Last winter, somebody gave me one of Cale’s first solo records, (1970’s) Vintage Violence. I thought it was the coolest thing I’ve heard in a really long time. So I thought it’d be worth a shot to send him some demos and see if he’d be interested. Months and months later, after I kinda forgot about it, I came out to L.A. and ended up meeting with him. I lucked out, I guess. Then we got together in the studio and made a song from scratch; we pretty much wrote it on the spot. We thought, based on that, we’d be able to do a whole record together. A lot of these songs are ones that I started playing with the band, but those members started their own group (the Red Romance). They said they would be OK with me continuing to use the name because I wrote most of the songs and have been doing the band the longest.

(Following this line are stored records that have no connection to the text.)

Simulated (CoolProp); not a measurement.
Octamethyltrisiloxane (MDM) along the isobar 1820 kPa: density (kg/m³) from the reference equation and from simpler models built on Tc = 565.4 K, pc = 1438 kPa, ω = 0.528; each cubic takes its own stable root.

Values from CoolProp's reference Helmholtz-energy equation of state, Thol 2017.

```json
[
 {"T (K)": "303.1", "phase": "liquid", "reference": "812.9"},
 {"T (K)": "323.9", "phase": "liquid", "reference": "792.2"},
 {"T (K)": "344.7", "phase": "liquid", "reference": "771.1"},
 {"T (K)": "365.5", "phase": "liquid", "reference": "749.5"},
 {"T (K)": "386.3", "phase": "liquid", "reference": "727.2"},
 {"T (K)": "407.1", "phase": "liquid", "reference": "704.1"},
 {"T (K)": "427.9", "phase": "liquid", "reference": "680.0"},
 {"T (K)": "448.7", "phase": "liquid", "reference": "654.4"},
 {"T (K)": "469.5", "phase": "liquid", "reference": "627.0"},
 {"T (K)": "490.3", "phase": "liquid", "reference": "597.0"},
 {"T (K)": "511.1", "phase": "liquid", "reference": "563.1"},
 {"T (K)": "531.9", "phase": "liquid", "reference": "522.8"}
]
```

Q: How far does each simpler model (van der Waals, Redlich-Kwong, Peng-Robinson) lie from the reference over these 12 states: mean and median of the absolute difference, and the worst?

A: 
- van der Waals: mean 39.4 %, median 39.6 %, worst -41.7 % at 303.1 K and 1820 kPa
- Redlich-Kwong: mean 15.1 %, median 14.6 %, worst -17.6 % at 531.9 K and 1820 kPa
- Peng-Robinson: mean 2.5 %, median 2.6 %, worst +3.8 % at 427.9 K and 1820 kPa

You wrote your new album, To The Races (Saddle Creek), while living in your tour van. How’d that work out for you?
When I returned from touring Europe in June 2005, I was a bit low on cash and didn’t want to pay the high rents in Seattle. I would be touring a lot in the fall and didn’t need a permanent home. I had placed what few things I owned in storage and already had a post-office box, so I figured it’d be easy enough to just sleep in my van. I have a cot for sleeping, a fold-up chair, a guitar, some blankets and a few cases of bottled water. I have a membership to the YMCA to take showers and maintain some kind of dignity by trying to stay in reasonable shape. Mostly I park around the Ballard/Crown Hill area in Seattle because there are a lot of side streets that seem safe, and I know of a 24-hour Kinko’s nearby so that if I need to use the restroom seriously, I can go in unnoticed. That area is fairly quiet, too, which I like because I can work on writing songs and recording them into my MiniDisc recorder without too much traffic noise in the background. It’s really good if you want to focus and get a lot done.